Add in the fact that he lives on the honor roll and brings a passionate leadership style to the field and it’s easy to see Brad Holmes really liking the currently underappreciated Sweat.

Bralen Trice, EDGE, Washington

(Photo by Christian Petersen/Getty Images)

Trice was my projection for the Lions in the last mock draft, and he still makes a great potential fit for Detroit. At 270 or so pounds, he’s got the bulk and strength to play the EDGE role much in the way Aidan Hutchinson does; he’s not stuck being just a hand-in-dirt DE or a stand-up OLB. Of all the players listed here, my guess at this point would be that he is the least likely to be available when the Lions make their first pick.

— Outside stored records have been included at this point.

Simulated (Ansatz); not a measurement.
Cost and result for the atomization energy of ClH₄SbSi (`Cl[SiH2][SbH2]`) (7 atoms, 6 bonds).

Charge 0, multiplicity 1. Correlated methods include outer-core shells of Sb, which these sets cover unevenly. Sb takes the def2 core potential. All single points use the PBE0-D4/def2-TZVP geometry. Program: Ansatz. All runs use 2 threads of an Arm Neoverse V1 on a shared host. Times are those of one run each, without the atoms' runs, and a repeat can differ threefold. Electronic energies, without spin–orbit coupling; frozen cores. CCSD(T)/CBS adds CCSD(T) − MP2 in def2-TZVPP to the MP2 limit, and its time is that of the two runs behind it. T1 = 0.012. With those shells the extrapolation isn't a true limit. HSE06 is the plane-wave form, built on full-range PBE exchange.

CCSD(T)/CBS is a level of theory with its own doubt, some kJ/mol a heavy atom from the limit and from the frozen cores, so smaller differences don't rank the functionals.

J.T. Tuimoloau, EDGE, Ohio State

Tuimoloau has a real knack for playing his best in big games. His ability to win power-to-speed but also with quickness around the outside is appealing in a role opposite Aidan Hutchinson. Tuimoloau has the best 2-step closing burst on the QB of any pass rusher in this class, better even than guys (Laiatu Latu, Dallas Turner, Jared Verse) who will be off the board before Detroit picks.

Nate Wiggins, CB, Clemson


Wiggins checks a lot of boxes the Lions want in their outside corners. He’s got a high football IQ, excellent short-area athleticism and closing burst, a good nose for playing the ball in the air, and he’s worked hard to improve his technique. Wiggins could use some bulk on his 6-foot-2, 185-pound frame to help handle run defense duties and bigger receivers, but don’t mistake him for being weak.